The front-runner to be Greater Manchester’s first mayor demanded the right to “pick winners” – which, he argued, is not possible with current EU state aid restrictions.
Mr Burnham criticised politicians whose “sole focus after Brexit is to preserve access to the single market”, accusing them of trying to “rerun the referendum campaign”.
And he said: “If that means we can’t get some flexibility on state aid rules well, maybe that’s not necessarily going to be right for the North.
“I think the North needs to adopt a very different approach now in terms of the way we create the industry of the future. It’s about becoming more interventionist.”
Mr Burnham backed a recommendation for a “Brexit negotiating committee of the North” to be set up, to push the region’s different industrial priorities and to examine the "trade off" with single market membership.
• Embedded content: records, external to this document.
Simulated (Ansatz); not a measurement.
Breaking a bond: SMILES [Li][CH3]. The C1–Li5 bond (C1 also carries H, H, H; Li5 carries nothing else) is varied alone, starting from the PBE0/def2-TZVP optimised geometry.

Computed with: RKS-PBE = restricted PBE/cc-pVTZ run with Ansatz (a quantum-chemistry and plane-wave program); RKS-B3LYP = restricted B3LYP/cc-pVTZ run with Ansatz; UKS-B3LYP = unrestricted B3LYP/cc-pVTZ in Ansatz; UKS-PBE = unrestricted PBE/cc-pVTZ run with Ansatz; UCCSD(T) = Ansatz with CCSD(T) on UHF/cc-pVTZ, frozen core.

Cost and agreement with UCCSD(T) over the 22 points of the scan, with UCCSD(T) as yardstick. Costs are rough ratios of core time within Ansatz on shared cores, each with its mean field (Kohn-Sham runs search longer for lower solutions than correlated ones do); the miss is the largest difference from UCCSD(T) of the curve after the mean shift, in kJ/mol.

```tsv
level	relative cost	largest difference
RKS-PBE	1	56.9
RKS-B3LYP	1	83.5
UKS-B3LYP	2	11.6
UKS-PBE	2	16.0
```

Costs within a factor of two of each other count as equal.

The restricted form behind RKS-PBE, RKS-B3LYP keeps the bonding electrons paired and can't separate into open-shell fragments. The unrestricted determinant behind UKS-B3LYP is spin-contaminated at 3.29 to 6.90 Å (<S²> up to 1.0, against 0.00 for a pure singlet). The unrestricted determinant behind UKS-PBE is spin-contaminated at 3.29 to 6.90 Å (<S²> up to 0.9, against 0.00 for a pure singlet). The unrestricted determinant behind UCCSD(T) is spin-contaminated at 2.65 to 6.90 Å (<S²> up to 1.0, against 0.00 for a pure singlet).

Pointing to renewables, advanced manufacturing and digital industries, he told a conference in Leeds: “In the north of England, we have got to start saying we are going to pick some winners – we are going to be strong in these areas. If London is the service capital, we are going to be the industrial and manufacturing capital of this country.”
The former shadow Home Secretary traced the Brexit result to anger about decline in the North’s industrial towns – if not its thriving big cities – and politicians’ lack of answers.
He said: “It seems to me to be the case that, not just Westminster, but Europe, didn’t have a good enough answer to de-industrialisation.”
The comments put Mr Burnham on a collision course with senior Labour figures who have demanded Theresa May make single market membership – or, at least, tariff-free access – her top priority.
However, they put him in agreement with Jeremy Corbyn, who has also welcomed the likely death of EU rules restricting state aid because of Brexit.
In his September conference speech, the Labour leader said he would be pushing his “own Brexit agenda” – using withdrawal to shift Britain to the left. In Manchester, Mr Corbyn said that agenda would include “the freedom to intervene in our own industries, without the obligation to liberalise or privatise our public services”.
It is the second time this week that Mr Burnham has sparked controversy, after his call to end free movement of people because it was “undermining the cohesion of our communities and the safety of our streets”. On that row, he is on the side of a growing number of Labour backbenchers who want their party to accept immigration curbs – in the teeth of opposition from Mr Corbyn.
Both immigration restrictions and a more interventionist industrial policy are likely to play well in next May’s election to be Greater Manchester’s first “metro-mayor”. The role would make Mr Burnham one of Britain’s most powerful elected figures, with the devolution to the city-region of powers over health, transport, housing, planning, policing and skills.